Farmer John has been informed of the location of a fugitive cow and wants to catch her immediately. He starts at a point N (0 ≤ N ≤ 100,000) on a number line and the cow is at a point K (0 ≤ K ≤ 100,000) on the same number line. Farmer John has two modes of transportation: walking and teleporting.
* Walking: FJ can move from any point X to the points X - 1 or X + 1 in a single minute
* Teleporting: FJ can move from any point X to the point 2 × X in a single minute.
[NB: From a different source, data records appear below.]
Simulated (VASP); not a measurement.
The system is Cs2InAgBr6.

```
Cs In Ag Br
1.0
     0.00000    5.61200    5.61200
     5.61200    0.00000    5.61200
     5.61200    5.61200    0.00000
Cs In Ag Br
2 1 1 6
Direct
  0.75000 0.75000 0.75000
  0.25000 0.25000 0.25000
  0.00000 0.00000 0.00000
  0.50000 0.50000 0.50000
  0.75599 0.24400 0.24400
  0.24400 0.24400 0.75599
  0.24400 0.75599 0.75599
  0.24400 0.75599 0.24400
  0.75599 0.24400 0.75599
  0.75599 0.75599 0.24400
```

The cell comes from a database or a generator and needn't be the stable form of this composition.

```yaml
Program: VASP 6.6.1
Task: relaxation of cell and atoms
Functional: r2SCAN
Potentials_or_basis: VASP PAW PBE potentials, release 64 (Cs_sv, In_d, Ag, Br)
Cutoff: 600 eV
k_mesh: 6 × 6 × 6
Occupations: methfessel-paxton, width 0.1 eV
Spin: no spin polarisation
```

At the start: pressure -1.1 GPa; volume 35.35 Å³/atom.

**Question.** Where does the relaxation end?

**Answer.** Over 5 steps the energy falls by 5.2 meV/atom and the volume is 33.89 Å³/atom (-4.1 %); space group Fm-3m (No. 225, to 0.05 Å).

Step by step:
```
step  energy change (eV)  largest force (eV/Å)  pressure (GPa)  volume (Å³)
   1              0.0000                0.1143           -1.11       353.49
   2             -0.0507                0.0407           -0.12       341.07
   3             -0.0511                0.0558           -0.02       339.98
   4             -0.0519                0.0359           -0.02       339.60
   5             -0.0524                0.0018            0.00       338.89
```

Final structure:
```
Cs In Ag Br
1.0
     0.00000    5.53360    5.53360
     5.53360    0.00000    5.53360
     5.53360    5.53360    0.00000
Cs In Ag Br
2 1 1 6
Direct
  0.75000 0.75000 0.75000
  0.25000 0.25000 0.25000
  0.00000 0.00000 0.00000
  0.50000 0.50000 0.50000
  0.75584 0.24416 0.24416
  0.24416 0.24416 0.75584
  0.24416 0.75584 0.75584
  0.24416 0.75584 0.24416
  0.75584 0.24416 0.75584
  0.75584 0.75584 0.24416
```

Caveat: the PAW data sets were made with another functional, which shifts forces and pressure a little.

If the cow, unaware of its pursuit, does not move at all, how long does it take for Farmer John to retrieve it?
Input
Line 1: Two space-separated integers: N and K
Output
Line 1: The least amount of time, in minutes, it takes for Farmer John to catch the fugitive cow.
Sample Input
5 17
Sample Output
4
Hint
The fastest way for Farmer John to reach the fugitive cow is to move along the following path: 5-10-9-18-17, which takes 4 minutes.
#include<stdio.h>
#include<string.h>
int vis[1001010];
int n, k;
struct node
{
int x;
int step;
}q[1001010];
int bfs()
{
int i, head, tail;
struct node now, next;
head=0;
tail=0;
q[tail].x = n;
q[tail].step = 0;
tail++;
vis[n] = 1;
while(head < tail)
{
now = q[head];
head++;
for(i=0; i<3; i++)
{
if(i==0)
next.x=now.x-1;
else if(i == 1)
next.x = now.x +1;
else
next.x=2*now.x;
if(next.x<0|| next.x >=1001010)
continue;
if(!vis[next.x])
{
vis[next.x] = 1;
next.step = now.step + 1;
q[tail].x = next.x;
q[tail].step = next.step;
tail ++;
if(next.x == k)
return next.step;
}
}
}
}
int main()
{
while(~scanf("%d%d", &n,&k))
{
memset(vis, 0, sizeof(vis));
if(n >= k)
printf("%d\n", n-k);
else
printf("%d\n", bfs());
}
return 0;
}题意 已知牛和人的位置,人单位时间只能左或右走一步,或者走现在的两倍距离(在数轴上,且牛不动),问什么时候能追上 牛
思路 广搜题 一直往深处走,直到找到解或者走不下去为止